A woman prays during the evacuation of Gush Katif in 2005..
(photo credit: ILLUSTRATIVE/RONEN ZVULUN/REUTERS)
The government’s treatment of evacuees from Gaza and Northern Samaria is shameful, Knesset Committee on Transparency chairwoman Stav Shaffir (Zionist Union) said in a meeting on the topic Monday, pointing out that 400 families evacuated in the 2005 disengagement still have yet to be moved to permanent homes and 180 requests for damages are still stuck in court.
The cumulative budget of Tnufa, the government office responsible for taking care of the evacuees has reached NIS 13 billion, or about NIS 7.5 million per family, Shaffir said, but the results do not match the spending.
“The government has behaved shamefully for a decade. The moment the government decided to evacuate people from their homes, it took on the responsibility to make sure they have a roof over their heads,” she stated.
Shaffir said evacuees met an “opaque wall” hiding information about their rights, and instead had to meet with many politicians and bureaucrats in order to get help.
“For 10 and-and-a-half years, things have been delayed, families continue spending money on temporary solutions and [Tnufa] underwent different incarnations, but it did not include serious planning, did not set goals, examine or prepare reports,” she said.
The Zionist Union MK said she has “seen such behavior in the public sector time and again, but when it comes to such a sensitive topic, one has to wonder if it is intentional.”

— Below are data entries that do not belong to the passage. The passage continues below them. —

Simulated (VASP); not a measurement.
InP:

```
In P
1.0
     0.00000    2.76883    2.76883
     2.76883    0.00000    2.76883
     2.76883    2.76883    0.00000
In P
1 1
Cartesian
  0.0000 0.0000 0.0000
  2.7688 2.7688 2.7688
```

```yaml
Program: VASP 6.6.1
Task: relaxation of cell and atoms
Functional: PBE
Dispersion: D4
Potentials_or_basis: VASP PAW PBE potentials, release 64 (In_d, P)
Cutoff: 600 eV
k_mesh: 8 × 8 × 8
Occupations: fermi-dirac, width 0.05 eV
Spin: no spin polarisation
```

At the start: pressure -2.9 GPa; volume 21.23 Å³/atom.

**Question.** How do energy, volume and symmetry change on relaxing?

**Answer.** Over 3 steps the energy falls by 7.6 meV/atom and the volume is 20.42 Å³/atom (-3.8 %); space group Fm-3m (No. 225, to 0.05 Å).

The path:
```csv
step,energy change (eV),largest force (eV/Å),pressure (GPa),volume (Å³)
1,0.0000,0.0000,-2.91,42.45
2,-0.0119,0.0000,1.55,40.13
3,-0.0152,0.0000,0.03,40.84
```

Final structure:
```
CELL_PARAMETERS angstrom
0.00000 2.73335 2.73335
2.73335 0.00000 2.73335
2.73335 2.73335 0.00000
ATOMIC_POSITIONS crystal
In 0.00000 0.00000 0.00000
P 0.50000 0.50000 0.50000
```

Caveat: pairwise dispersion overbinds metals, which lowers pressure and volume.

Avi Farhan representing the Elei-Yam community, also was removed from Yamit, in Sinai, which was evacuated in connection with the peace treaty with Egypt.
Farhan said that then-prime minister Menachem Begin knew how to treat evacuees “fairly and with integrity,” but that the Ariel Sharon government ignored his community’s requests.
“Most of the money went to lawyers and building temporary sites,” he explained. “Bureaucrats who were supposed to help the community almost never came out to the field.”
“The government was efficient in uprooting us, but a third of us are still refugees in our own land,” Farhan stated.
Yossi Dayan, another former Gush Katif resident, said most of the money doesn’t actually reach the evacuees.
“They didn’t invest the money in developing industry, and people who lost their livelihood could not pay for their new houses,” he recounted.
Amalia Avinoam, another representative of the evacuees, said the money they got 10 years ago is not enough to build a house today, and anyone who can’t afford a lawyer was “erased” in the authorities’ eyes.
MK Shuli Moalem-Refaeli (Bayit Yehudi) said that “after 10 years, no one thought we would still be talking about families without houses.”
Moalem-Refaeli said she has heard the issue spoken about in other committees in the past, and that people say they want to help but no one has solutions.
“Beyond the NIS 13b., people, families and communities have paid a huge psychological price,” she stated.
Tnufa representative Yisrael Malachi pointed out that 90 percent of the evacuees had found a solution, noting that in Yamit, 70 families who lived in the area for seven to eight years were evacuated, while in Gush Katif and Northern Samaria, 1,600 families were evacuated after 30 years of an Israeli presence.
“One of the reasons for the 1985 economic crisis was paying damages to Yamit residents and the government has a national responsibility for the economy,” he said.
Still, Malachi admitted that “the government decided to evacuated, but did not decide how to rehabilitate” and most of the planning was for the short term.
“All families received the full damages, but the failure is that they did not receive the funds and the permanent homes at the same time,” he said.